Beyond Wood and Stone

Rev. Elisabeth's Cedar Park Blog site

Month: February 2011

Epiphany 7:The place where God dwells.

The passage from  Paul’s First Letter to the Corinthians for this 7th Sunday of Epiphany (February 20th) is  chapter 3:10-11, 16-23. You can check it out on this link: http://bible.oremus.org/?ql=165132804

Paul. Gallen MssAs usual, Paul manages to pack a lot into very few verses. He’s taken us imaginatively into the world of construction to make a point about the foundations upon which communities of Christian discipleship should be. (Any resident of Quebec reading this passage should be forgiven for reading this with anything other than cynical suspicion about what can go wrong in the construction industry!).

In the middle of this extended metaphor about the church as a building, he says

 “Do you not know that you are God’s temple and that the Spirit of God dwells in you?”

I suspect quite a few readers of this blog  will have heard something like this reference before – “Your body is a temple of the Holy Spirit” – usually used to cajole us into not eating the fourth chocolate, or an appetizer AND dessert,  but that’s a quote from later in Paul’s letter to Corinth, and has quite a different meaning than what’s intended here.

To the Corinthian community, the question “Don’t you know YOU’re God’s Temple” would have been a smack between the eyes. Corinth had more than its fair share of temples, to gods, goddesses, emperors and the like.Corinth Temple of Apollo All sorts of ‘stuff’ went on in those temples – sacrifices, offerings to appease this or that God, feasts and festivals, and… well, so on…(!) The members of this Community who were Jewish also knew fine well that  the Temple was in Jerusalem.  Inside this Temple was the inner sanctum – the Holy of Holies, understood by  the Jewish faith of Paul’s day to be the dwelling place for God. So holy was God, and so holy was this space, that no human ever entered it except on one day of the year (Yom Kippur), and then it was only one man, the high priest who was allowed to enter. Jerusalem Second Temple

So, picture the sudden crick of the neck among Paul’s listeners when he asks them this question.  “What?! Come again??  A temple where the One true God dwells? There’s only one,  Paul, and it’s not in Corinth!”  But that’s what Paul is saying.   This community is the dwelling place – the temple if you will – where God’s holiness resides.  An awesome statement in any generation.  It pushes us to ask “So who is God that God chooses to dwell not in a golden sanctuary, but in the midst of human community?” “Who are we that God will choose to dwell with us?”

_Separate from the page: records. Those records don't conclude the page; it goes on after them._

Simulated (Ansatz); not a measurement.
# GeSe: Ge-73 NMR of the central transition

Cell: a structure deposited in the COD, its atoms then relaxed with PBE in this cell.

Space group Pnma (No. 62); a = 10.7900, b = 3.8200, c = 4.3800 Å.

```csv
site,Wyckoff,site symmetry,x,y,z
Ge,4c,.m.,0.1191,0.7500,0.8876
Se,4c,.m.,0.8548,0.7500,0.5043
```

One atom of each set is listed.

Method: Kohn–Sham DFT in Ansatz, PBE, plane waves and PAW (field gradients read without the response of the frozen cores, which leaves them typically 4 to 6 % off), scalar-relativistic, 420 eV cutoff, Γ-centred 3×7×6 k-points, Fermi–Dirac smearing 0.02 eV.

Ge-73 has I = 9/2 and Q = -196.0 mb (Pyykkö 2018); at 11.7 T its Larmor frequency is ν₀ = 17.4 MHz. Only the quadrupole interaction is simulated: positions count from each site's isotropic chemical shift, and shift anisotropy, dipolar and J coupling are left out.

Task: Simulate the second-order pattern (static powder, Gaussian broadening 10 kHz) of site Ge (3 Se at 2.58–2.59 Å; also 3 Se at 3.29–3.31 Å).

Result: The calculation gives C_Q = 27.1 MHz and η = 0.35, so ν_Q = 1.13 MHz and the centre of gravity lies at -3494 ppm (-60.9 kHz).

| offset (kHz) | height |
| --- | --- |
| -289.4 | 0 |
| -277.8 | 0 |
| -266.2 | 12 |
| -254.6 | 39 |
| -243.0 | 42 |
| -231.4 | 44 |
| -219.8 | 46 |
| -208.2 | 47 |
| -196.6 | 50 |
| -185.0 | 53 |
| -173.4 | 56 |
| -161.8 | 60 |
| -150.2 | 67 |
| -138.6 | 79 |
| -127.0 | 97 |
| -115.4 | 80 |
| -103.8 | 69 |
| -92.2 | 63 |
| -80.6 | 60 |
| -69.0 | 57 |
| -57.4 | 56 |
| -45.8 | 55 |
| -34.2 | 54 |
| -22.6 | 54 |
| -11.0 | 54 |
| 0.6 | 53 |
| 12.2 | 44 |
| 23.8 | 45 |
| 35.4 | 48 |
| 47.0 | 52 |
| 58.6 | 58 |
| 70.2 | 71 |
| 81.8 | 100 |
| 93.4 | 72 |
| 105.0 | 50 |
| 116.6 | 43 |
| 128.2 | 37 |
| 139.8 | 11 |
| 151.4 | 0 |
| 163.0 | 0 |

All through the Bible we have a building picture of a God who is decidedly different from the many religious options, of Ancient Egypt, Ancient Greece, Ancient Babylon, Persia, Asia Minor… Ancient Rome. Unlike many of these other gods, who tended to keep to themselves or to use humans and creation as dispensable playthings, this God of Abraham and Sarah, of Jesus and Paul, is a God who creates a humanity for partnership with God in creating and restoring justice and harmony for all creation. Moreover, this God chose Abraham’s people as a nation of blessing, and from among them he chose judges, prophets, shepherds, and ultimately the child of Mary of Nazareth to be God’s living, and reconciling and healing presence presence in the world.  As heirs to the resurrected life of Jesus, the communities of Corinth, Ephesus, Rome, Thessalonika, and of Antioch, Rome, London, Geneva, and even Pointe Claire, also get to be the place where God chooses to live out God’s presence in the world.

We get to be “God’s Temple!” Not just  because we have  a building with a great green roof, with a snazzy website, and great people and super kids, and awesome programming, we get to be one among many many places where the Spirit of God dwells because that’s the way God gets to be present in the world. 

Just in case that sounds overwhelming,  or just in case we get a bit cocky, one last thought from the pen of Paul. Just before he asked the Corinthians “Do you know you are God’s Temple?” he  reminded them that they were a bunch of rag-tag, very ordinary people, with ordinary human foibles as well as talents. He’s flip-flopped for two chapters between praising them for being ‘the saints’ filled with all manner of gifts, and criticizing them for their tendency to factionalism, or to laziness.  In short, ordinary people we would recognize on any street, snow covered or otherwise.  And it’s ordinary people – not superheroes, that God chooses for God’s dwelling place.  That’s a promise.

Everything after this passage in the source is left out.